No, The Nazis Weren’t Big on Free Speech
Reject this bizarre slander whenever you hear it.

When I think of Nazi Germany, “free-wheeling marketplace of ideas” isn’t the first thing that springs to mind.
And yet, last week Face the Nation’s Margaret Brennan, in her relentless quest to surrender as much of CBS’s credibility as possible, claimed the Third Reich was a place where “free speech was weaponized to conduct a genocide.” This astonishing statement was followed by a 60 Minutes segment covering German police efforts to tackle hate speech and misinformation online. The piece approvingly documented raids by armed German police officers of the houses of German citizens found guilty of offensive tweets and memes.
Yes, that’s right. Uniformed men with guns kicked down doors to arrest people for things they’d written. But it’s the memesters who are supposed to remind us of Nazis.
Believe it if you can, dear reader.
You know who else liked free speech…?
The not-so-subtly implied takeaway from both pieces and others like them is that free expression, whether tweets from German shitposters or speeches by the Vice President of the United States, is a slippery slope that leads directly to Hitler.
It’s a tragically ignorant thing to believe when you look at the facts, as I will soon demonstrate. But it’s downright sinister when promoted by representatives of the supposedly free press, who should (and probably do) know better. The whole thing drips with authoritarian condescension, so let’s put this myth to rest with extreme prejudice.

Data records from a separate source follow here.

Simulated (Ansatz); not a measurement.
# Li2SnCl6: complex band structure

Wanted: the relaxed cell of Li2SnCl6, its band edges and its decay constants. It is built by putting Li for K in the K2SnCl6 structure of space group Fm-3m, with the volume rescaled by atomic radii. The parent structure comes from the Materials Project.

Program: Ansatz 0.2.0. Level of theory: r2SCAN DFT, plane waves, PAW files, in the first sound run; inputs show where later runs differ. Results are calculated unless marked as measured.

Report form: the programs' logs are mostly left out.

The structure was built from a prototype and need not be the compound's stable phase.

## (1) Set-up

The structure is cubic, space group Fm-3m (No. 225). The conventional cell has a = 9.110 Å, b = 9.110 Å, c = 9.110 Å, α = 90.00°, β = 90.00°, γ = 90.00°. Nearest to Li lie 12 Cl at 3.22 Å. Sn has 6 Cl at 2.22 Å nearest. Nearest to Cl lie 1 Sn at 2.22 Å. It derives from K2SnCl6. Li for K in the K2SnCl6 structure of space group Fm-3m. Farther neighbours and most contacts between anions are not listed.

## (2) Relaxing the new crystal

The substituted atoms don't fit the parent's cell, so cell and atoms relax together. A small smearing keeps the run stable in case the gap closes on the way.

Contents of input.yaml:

Free speech absolutely did NOT bring the Nazis to power, nor was it championed by them once they were in power.
The truth is almost the exact inverse.
Censorship and speech restriction were instrumental to the Nazis’ rise as well as their reign of terror.
Don’t fall for the Weimar Fallacy
It’s often suggested that if only the German government had tamped down on the Nazis when they were a fledgling political movement, Hitler would never have come to power.
This is called the Weimar Fallacy (because Germany’s government was called the Weimar Republic at the time) and it’s completely ahistorical. Germany did have laws limiting speech on a number of issues, including antisemitism, and the Weimar government frequently used those laws to crackdown on Nazis. They’d disrupt Nazi events, deplatform speakers, and even imprison prominent party members, such as Julius Streicher, founder of the racist, antisemitic newspaper, Der Stürmer.
All this did was make the Nazis more popular.
It allowed them to portray themselves as victims of a tyrannical government which despised its own loyal citizens. This resonated deeply with many Germans in the 1920s and 30s, who also felt betrayed by their government after its capitulation in the First World War. Foreign boots had never touched German soil the entire war, and yet ordinary Germans were subjected to harsh sanctions and humiliating poverty as though they were an occupied nation. Mismanagement and bad economic policy furthered the suffering of average people, who felt they had no true representation in their government.
Hitler attributed this degraded state of affairs to systemic corruption by conspiratorial forces, and the fact that the system kept conspiring to silence him only strengthened his case.
Assume your opponent will one day have access to your weapons
Once in power, the Nazis used the very same censorship laws they suffered under to oppress their opposition.
The original speech codes were designed to stamp out radicalism, so all the Nazis had to do was define their opponents as radicals. Then they could justify their own brutal crackdowns as matters of national safety. Cue uniformed policemen kicking down doors and burning books in the town square.
Even in Hitler’s inner circle, a culture of censorship prevailed.
He’d fire military experts and policymakers when their observations about reality didn’t line up with his preferences. A constant fear of saying the wrong thing permeated amongst his most trusted advisors, until only sycophants and yes-men remained. Ultimately, Hitler’s severance from objective truth led to catastrophic strategic blunders that unraveled the Third Reich at the cost of millions of German lives (and tens of millions of non-German lives).
So, no. Free speech wasn’t involved in any part of this.
Fear isn’t a good reason to accept bad arguments
One has to wonder why anyone would even attempt to argue such a ridiculous and easily disproved point.
Undoubtedly fear has something to do with the answer.
I know lots of people are unsettled by the shameful rhetoric that’s thrown around these days. Many are also disconcerted by the rapid decentralization of information that’s occurred over the past decade, making it easier than ever for unscrupulous actors to gain audiences and influence. Many also see one-too-many reminders of the not-so-distant past.
Hitler’s era was also one of massive technological change and radical populism.
But if you really believe, as many do, that we’re living in a similar time, it might be wise to consider what really happened back then. What was tried? What failed? What should we learn from one of the darkest eras of human existence?
And why should we listen to those who refuse to learn?